By Ken Ashley
(ATLANTA) September 6th, 2011
Ah, the economic malaise continues. This New York Times article (Fed Divisions Led to a Compromise on Interest Rates) starts with a pulse quickening statement: “No one knows what to do to fix the economy.” With the certainty of uncertainty continuing to be a daily
media subject, interest rates are trending near all time lows. Yes, one day, Ethel, it will be ok. The cycle will turn and joblessness will no longer be the headline de jour.
But with all the fun in the economy, there’s an unintended consequence of this “condition” we are in: bad real estate deals still have life (perhaps it’s an after-life at this point). Low interest rates propped up many a real estate deal in the darkest days of ’09 and ’10. And now, the low rate party continues right on into the 2011 college football season.
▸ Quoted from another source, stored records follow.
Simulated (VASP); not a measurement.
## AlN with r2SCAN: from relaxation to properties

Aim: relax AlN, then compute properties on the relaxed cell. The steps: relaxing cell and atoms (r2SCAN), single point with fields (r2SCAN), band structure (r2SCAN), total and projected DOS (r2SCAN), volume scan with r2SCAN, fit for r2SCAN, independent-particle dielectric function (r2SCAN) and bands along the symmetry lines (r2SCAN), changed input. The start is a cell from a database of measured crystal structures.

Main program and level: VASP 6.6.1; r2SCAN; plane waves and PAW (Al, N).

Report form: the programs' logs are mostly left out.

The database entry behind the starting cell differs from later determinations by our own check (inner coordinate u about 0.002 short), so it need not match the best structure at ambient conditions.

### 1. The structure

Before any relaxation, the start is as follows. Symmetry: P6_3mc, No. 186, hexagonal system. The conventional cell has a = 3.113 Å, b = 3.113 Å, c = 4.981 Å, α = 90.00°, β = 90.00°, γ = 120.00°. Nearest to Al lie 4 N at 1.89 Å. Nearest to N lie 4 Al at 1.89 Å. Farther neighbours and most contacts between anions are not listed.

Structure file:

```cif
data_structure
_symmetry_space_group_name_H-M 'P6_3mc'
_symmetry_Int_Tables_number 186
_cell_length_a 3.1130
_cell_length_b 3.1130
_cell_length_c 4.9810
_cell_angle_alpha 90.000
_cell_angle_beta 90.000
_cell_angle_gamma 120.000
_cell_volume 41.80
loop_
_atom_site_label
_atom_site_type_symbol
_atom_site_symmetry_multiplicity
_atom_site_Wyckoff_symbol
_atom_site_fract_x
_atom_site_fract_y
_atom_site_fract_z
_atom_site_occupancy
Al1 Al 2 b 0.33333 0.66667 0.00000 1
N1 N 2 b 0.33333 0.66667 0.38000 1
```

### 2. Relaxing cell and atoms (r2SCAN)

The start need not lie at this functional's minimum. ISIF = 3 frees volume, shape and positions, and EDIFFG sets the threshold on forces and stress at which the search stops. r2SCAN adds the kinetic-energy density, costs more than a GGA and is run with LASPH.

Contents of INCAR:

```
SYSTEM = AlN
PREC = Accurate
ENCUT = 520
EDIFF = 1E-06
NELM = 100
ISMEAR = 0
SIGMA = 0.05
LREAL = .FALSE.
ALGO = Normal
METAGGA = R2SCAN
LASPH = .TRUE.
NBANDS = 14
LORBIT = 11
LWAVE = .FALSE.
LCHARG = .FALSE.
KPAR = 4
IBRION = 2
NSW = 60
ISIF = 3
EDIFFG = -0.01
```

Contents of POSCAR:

To put this another way, low interest rates cover up bad real estate like ranch dressing covers up a bad salad. Tenants need to be aware that over-leveraged assets supported by unnaturally low interest rates are ticking time bombs. You can certainly make some great deals these days as a credit tenant, but make sure you are doing business with a credit landlord, or else.
Can I Get A Witness?
Several years ago, the presumption was that landlords had great credit. Heck, they own this beautiful building, and the leasing agents look like a million bucks. Now, we advise tenants to perform as much due diligence on the landlord as ownership performs on tenants. Both parties are making an investment in the other. The landlord gets rent; you get improvement dollars and space in which to make your fortune.
Don’t Call Me; I’ll Call You
Checking the asset’s “credit stack” is important at the beginning of the relationship, but every tenant needs to have strong protection during the lease term as well. Work with your real estate broker and attorney to make sure that you have good language around the landlord’s responsibilities in the lease (it always bugs me that the tenant’s responsibility is many, many paragraphs long, but the landlord’s is two sentences).
Also, work on so-called “self-help” remedies that allow you as the tenant to perform certain landlord functions if ownership doesn’t live up to its end of the bargain. If things go bad during your lease term, you can always sue, but what you really want is a high functioning facility in which to conduct business. While there are very real limitations on what you can and should do as a tenant (as opposed to being an owner), keeping your space operating when the landlord doesn’t perform is vital.
I’m Outta Here
There are other legal devices you should ask your advisors about. One is the very technical sounding “subordination and non-disturbance agreement (“SNDA”).” To sum up an SNDA: you, as tenant, agree to recognize the landlord’s banker if the landlord defaults. The non-disturbance verbage means that the landlord/banker agree to let you keep your lease in force after a default on the building loan. SNDA’s are required by many lenders because if they take the building back, they need to know they can count on you, Mr. Tenant, to keep paying the rent. Just make sure that in return for agreeing to give protections to the lender, you are properly protected by the document.
Perhaps the most important legal issue is the ability to quit the lease if the landlord can’t or won’t do his/her job. Termination provisions for landlord non-performance are not the easiest to negotiate, but if you are a significant tenant
with good credit, you never know what you might get in this market. Besides, it would be a great feeling to tell your non-performing, no good landlord “You’re Fired!” You and The Donald can be one.
So, we hope the Administration, the Fed and the Congress can jump start things, because this economy is simply getting boring. In the meantime, watch out for capital starved landlords, and maybe a little black pepper will help that salad out as well.